Intro to Database Systems : Basic Perspectives on Disk and Buffer Management
The Database Management System stores information at 3 levels of the memory hierarchy:
- Primary storage - main memory (and cache) : for currently used data, it is fast and usually volatile.
- Secondary storage - magnetic (“hard”) disk : for persistent data, it is relatively slow and nonvolatile. It stores the main database.
- Tertiary storage - tape : nonvolatile older version of the data.
Now why can’t we store everything in the main memory, if it’s the fastest way? Because …
- it costs too much : with 100$ you buy 4GB of RAM, but 2000GB of disk (500 times more)
- it is volatile : we want to save data between runs, not only at run time!
Why can’t we store everything on tape?
- disks use random access vs. sequential
Disk blocks or pages are the main units for measuring retrieved data. They have a fixed usable size, usually being 512 bytes. We can read (from disk to RAM) or write (from RAM to disk) pages.
The seek time is the most time consuming operation when accessing data on disk (from 1 to 20 msec). To compare, accessing data from the main memory is in the order of nanoseconds.
Lowest layers of the Database Management System are in charge of how the place is used on the disk. Higher levels depend on a buffer (the lowest layer of DBMS) to:
- allocate/de-allocate a block of memory (page)
- read/write a block of memory (page)
In other words, the buffer manager is doing 3 things:
- 1) manages the functions for reading data that’s in the RAM
- 2) indexes pages (disk blocks) from the database into the buffer cache (also called the buffer pool)
- 3) writes modified pages back to the disk.
When data has to be loaded from the disk:
- if there is empty frame available in the pool, the buffer manager picks an empty frame
- if there is no empty frame in the pool, the buffer manager picks a frame for replacement
Replacement frames have a pin counter of 0. Once the page from the frame is loaded, the pin counter becomes 1, the equivalent of an empty frame. If there is an empty frame, the buffer manager picks an empty frame.
Once the data contained in the replacement frame is requested, its pin counter is incremented. We can state this as a general rule: “when requesting a page that is already in the buffer, its pin counter is incremented”. After the operation is finished, we decrement it. If the page (the disk block) is modified, a dirty bit is set and the frame is immediately written to the disk (update).
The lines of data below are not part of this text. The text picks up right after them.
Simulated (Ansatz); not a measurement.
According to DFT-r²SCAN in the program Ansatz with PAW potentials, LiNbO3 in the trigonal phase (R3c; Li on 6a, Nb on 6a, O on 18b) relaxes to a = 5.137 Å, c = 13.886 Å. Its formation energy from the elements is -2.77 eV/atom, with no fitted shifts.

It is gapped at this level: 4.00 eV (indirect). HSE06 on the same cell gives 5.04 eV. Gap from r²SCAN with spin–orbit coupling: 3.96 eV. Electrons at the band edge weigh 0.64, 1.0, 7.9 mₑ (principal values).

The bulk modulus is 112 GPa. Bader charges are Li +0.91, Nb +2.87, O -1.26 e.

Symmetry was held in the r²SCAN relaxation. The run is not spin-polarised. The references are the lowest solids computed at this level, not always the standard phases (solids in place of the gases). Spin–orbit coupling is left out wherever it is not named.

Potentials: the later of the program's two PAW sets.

If there are no empty frames, only unpinned pages (pin counter = 0) can be chosen to accept loaded pages from the disk: this is the replacement policy. (This makes sense: if we reached the point where we have only non-empty frames, it means that we will have to wait for all the transactions to finish. We will have to wait for all the pins to be decremented. Hence, the pin counter has to get back to 0, or become 1 and unlock a frame.)
DBMS maintain their own buffer rather than use that of the OS so that they control when to let out pages from it through the implementation of pin counters and replacement policies.